Tuesday, 8 December 2020

Disk storage algorithm

 This is follow up post on rethinking-key-value-store article to explore storage part of system.

Many data systems support plugin based storage layers and it opens a whole set of options to use one from a shelf or build one that suits your needs.

In this post i will share how a new storage system can be built and later it is used for building time series application on top of it.

Before we go deep in disk based algorithm, let's look at why non-volatile storage is required.

In today times when machines with Terabytes RAM are available why do we have to bother to store stuff on disk ? 
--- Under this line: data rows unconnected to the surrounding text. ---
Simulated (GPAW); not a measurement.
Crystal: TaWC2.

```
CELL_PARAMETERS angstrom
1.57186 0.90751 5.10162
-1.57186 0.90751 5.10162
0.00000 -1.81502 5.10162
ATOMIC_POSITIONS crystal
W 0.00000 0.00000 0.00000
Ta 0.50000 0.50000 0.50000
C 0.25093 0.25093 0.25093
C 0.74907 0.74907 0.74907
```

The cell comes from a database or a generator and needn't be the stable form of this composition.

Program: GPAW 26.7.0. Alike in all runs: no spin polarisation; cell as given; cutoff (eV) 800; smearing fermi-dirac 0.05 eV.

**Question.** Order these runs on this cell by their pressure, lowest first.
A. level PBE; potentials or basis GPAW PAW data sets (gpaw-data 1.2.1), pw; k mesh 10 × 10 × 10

Couple of good reasons why still having good non-volatile storage manager makes sense today.

  • It is cheap

Disk is very cheap as compared RAM, so it does not make sense to store data in expensive store especially when data is not being used frequently. Lots of cloud provider bill can saved! 

  • It is unlimited

Although a machine with big RAM is available but it is still limited , it will not continue get bigger at the same rate as in the past and if we want applications to have the illusion that it has unlimited memory then flushing to disk is a must.  

  • Allow fast restarts
Think what will happen if application crash ? Application has to rebuild the whole state and it could take very long time before application is available again to serve request. Saving computed data to disk and restoring from it will be way faster.

  • Information exchange 

How do two application running on different machine can communicate ? For inter application communication in-memory data has to written in wire format so that it can be sent over network.

and many more reasons..

Application has volatile & non-volatile area and storage manager sits in middle of that (.ie RAM and Disk) and provide efficient access to data.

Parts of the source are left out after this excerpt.